Australia’s communications regulator hopes new draft complaints-handling rules will improve the experience of consumers connecting to the government-owned national broadband network.
One of the new rules specifies how complaints must be managed, including time frames for response and resolution. The other requires providers to report complaints data to the Australian Communications and Media Authority on a quarterly basis, which the body says will allow it to monitor complaint levels and assess whole-of-industry and individual providers’ level of responsiveness to, and resolution of, complaints and service issues.
That data will then be published on the ACMA website on a quarterly basis, “helping consumers to make informed choices about providers, encouraging better complaints-handling by providers, and enabling the ACMA to more effectively monitor complaint trends and levels,” the regulator said.

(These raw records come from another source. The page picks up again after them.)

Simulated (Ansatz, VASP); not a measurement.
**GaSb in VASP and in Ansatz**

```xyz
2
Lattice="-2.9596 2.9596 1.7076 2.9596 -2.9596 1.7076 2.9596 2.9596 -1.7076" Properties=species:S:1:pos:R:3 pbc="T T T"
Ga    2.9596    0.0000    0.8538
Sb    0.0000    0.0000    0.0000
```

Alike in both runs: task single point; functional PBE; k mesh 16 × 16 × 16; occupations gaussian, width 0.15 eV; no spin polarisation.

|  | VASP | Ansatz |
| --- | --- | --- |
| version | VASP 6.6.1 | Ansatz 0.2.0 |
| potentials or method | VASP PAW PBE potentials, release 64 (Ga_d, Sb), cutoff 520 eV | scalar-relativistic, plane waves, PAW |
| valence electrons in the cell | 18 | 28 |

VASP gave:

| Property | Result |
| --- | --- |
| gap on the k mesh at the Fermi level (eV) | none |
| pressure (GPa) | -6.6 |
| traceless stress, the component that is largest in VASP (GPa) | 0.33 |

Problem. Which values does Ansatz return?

“Telco customers deserve to have their complaints dealt with quickly and effectively,” ACMA chair Nerida O’Loughlin said in a statement. “As industry co-regulation is proving ineffective in this area, we will put in place rules so that the ACMA can act more quickly to deal with non-compliance.”
O’Loughlin said the ACMA intended for the rules to be in place by June.
Communications Minister Mitch Fifield said the new rules would “stop the handballing” of complaints between telcos and NBN, giving the Telecommunications Industry Ombudsman better tools to help resolve complaints.
“While the overwhelming majority of users have a smooth migration onto the NBN, we want to ensure the ACMA is a strong cop-on-the-beat, armed to protect consumers from the handballing of complaints,” Fifield said in a statement. “The rules are designed to ensure broadband customers get the service they expect from their retail service provider as they transition to the NBN.”
The Telecommunications Industry Ombudsman welcomed the new rules, noting that in the last financial year Australian residential consumers and small businesses lodged 27,195 complaints with the Ombudsman about connection and fault issues relating to services delivered over the NBN.
“Everyone wants residential consumers and small businesses to have the best possible experience when migrating to the NBN. If a complaint does occur, the complaint process should support a productive outcome,” Telecommunications Industry Ombudsman Judi Jones said. “The proposed rules changes are a positive step towards aligning the consumer experience with their expectations.”
Communications Alliance CEO John Stanton, meanwhile, also welcomed the rules but cautioned that some smaller service providers had “already expressed concern about the level of prescription within the draft Complaint Handling Standard, the significant documentation requirements and the impact of these on smaller operators.”
Stanton said that one “significant challenge” would be to produce a consistent and comparable data set of service-related complaints received by service providers.
“This is, in part, because service providers do not necessarily categorise the varying types of customer contacts – including technical queries, complaints or other information requests – in a uniform way,” Stanton said. “Separating, categorising and reporting on contacts from customers based on the specific NBN access technology that the customer is using might also present operational challenges.’
“Also, customers are increasingly using self-help tools such as chat-bots, online assistance and discussion forums to resolve issues, rather than contacting a call-centre as a first option,” he added.
The deadline for submissions to the ACMA’s new rules is April 16 at 5 pm. Further rules preempted in December and which go much further would be announced in “coming weeks,” the ACMA’s O’Loughlin said.
Those rules require NBN internet service providers to perform a line test to confirm a working connection at installation, and undertake a line speed test at any time if requested by a customer; re-activate a service on a legacy network within a certain timeframe if an erroneous disconnection has occurred and the NBN cannot be connected; and explain to consumers how different speed tiers can be applied in their home or business.
Under the extra rules, a “critical information summary” — a document that sets out a range of essential information about a product or service on offer from a telco provider — for NBN services must also be provided when signing consumers to a new contract.